Given an array of size N, the number of all subsets is 2^N.
The number of all subsets can be generated by the bit representation of numbers from 0 to 2^N - 1. For each number, the i-th bit indicates whether the i-th element of the array is included in the subset. If it is 1, the element is included; if it is 0, the element is not included.
vector<int> arr = {1, 2, 3};
int N = arr.size();
for(int mask = 0; mask < (1 << N); mask++) {
vector<int> subset;
for(int i = 0; i < N; i++) {
if(mask & (1 << i)) { // check if the i-th bit is set
subset.push_back(arr[i]);
}
}
// Do something with the subset
}
There is a better way to generate all subsets. For a given mask, we can quickly find the 1 that turns on the least significant bit, which corresponds to the first element in the subset. This can be done using the expression m & (-m), which isolates the lowest set bit. We can then use __builtin_ctz to find its position, allowing us to build the subset without iterating through all bits. Then we substract this bit from the mask and repeat the process until the mask becomes zero.
The code is as follows:
vector<int> arr = {1, 2, 3};
int N = arr.size();
for(int mask = 0; mask < (1 << N); mask++) {
int m = mask;
vector<int> subset;
while(m) {
int two_pow_j = m & (-m);
int j = __builtin_ctz(two_pow_j);
subset.push_back(arr[j]);
m -= two_pow_j;
}
// Do something with the subset
}
Note: m & (-m) isolates the lowest set bit. For example, a number m in binary is 1001101000 then m & (-m) is 0000001000 and __builtin_ctz counts the number of trailing zeros in m, counts the number of trailing zeros in m giving us the index of that bit which is 3 in this example, which is also the index of the number we want to collect in arr.
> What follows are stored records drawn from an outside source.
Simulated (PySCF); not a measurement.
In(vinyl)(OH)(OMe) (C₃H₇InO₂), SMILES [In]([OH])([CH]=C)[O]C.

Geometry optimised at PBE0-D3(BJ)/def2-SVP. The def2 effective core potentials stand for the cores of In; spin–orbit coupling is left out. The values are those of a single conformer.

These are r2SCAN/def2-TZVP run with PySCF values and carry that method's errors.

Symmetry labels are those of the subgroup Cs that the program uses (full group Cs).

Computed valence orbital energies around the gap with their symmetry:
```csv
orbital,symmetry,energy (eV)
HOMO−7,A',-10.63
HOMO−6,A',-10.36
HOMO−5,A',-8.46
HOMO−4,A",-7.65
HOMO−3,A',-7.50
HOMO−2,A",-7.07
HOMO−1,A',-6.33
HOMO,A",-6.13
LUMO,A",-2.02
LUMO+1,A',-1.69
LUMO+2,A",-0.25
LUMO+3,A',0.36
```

This method is precisely twice faster than the previous method. Consider all the bit representations from 0 to 2^N - 1. The number of 1’s is exactly the same as the number of 0’s, so by quickly finding the next 1, we can halve the number of operations needed to generate all subsets.
All that said, I don’t think this method will give you a significant performance boost in when solving problems in competitive programming, but it is a neat trick to know. If the intended solution is not to generate all subsets, this method is not likely to make it pass the time limit. But this trick can be useful when you want to prune the search space in a backtracking solution or when you want to impress your friends with a clever bit manipulation technique.